One of the surest ways to cushion your portfolio against a stock market plunge is to hold assets in cash. But if you shift to—or stick with—cash at the wrong time, you miss the possibility of further gains in the stock market, which hit record highs recently. So you might want to depend on mutual fund pros to decide when—and to what degree—to turn to cash and then when to shift assets back into the market. Some of the best fund managers have been good at doing this.
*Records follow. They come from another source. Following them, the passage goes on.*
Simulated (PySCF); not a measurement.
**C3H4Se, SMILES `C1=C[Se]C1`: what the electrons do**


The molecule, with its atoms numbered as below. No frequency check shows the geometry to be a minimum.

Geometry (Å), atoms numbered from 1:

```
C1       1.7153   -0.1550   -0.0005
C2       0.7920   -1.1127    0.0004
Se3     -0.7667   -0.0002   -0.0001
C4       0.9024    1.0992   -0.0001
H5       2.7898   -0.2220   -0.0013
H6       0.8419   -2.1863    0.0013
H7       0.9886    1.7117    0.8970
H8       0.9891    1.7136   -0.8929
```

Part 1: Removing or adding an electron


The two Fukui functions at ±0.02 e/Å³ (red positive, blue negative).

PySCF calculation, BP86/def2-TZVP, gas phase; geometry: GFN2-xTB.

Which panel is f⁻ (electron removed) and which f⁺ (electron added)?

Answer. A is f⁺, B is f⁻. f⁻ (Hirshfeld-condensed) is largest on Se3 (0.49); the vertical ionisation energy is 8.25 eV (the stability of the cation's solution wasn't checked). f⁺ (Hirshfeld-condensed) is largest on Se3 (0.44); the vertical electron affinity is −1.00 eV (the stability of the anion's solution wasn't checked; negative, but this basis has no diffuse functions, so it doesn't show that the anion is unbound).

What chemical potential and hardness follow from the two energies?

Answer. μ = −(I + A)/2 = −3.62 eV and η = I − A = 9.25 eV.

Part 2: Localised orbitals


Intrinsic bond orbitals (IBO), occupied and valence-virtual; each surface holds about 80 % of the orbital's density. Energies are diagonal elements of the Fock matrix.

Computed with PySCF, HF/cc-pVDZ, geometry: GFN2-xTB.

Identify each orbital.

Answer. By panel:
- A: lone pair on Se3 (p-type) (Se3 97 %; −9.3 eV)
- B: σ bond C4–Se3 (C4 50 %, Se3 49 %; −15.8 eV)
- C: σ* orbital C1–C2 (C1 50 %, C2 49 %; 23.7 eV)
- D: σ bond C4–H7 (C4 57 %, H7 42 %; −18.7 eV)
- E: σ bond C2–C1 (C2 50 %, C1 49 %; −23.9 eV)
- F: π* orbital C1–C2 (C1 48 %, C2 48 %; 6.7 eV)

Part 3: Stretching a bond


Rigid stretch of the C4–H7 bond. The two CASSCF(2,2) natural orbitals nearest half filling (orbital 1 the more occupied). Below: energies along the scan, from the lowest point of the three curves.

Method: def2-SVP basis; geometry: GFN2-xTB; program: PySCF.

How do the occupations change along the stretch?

It’s not that the fund managers try to exactly time the ups and downs of the market. Instead, they follow a disciplined approach of investing in stocks only when stocks clearly are at bargain prices. If no stocks meet the managers’ stringent criteria, they allow cash to build, even if that means their fund performance lags the overall market for years at a time until buying opportunities emerge.

My favorite cash-heavy funds…

Yacktman Fund (YACKX) has 20% of its assets in cash, the highest level since 2008, an indication of how few undervalued large-cap stocks there are that meet fund manager Donald Yacktman’s criteria. The fund’s performance is in the top 1% of its category over the past five years, gaining an annualized 16.6% versus 8.3% for the Standard & Poor’s 500 stock index.

FPA Crescent (FPACX), which can invest in a mix of stocks of all sizes and bonds too, has steadily increased its cash holdings over the past five years. Cash now totals about one-third of assets as a result of fund manager Steven Romick slashing his bond holdings but maintaining about half of the portfolio in stocks. Over the past decade, the fund gained an annualized 9%, outperforming the S&P 500 by an average of about 1.5 percentage points a year with one-third less risk.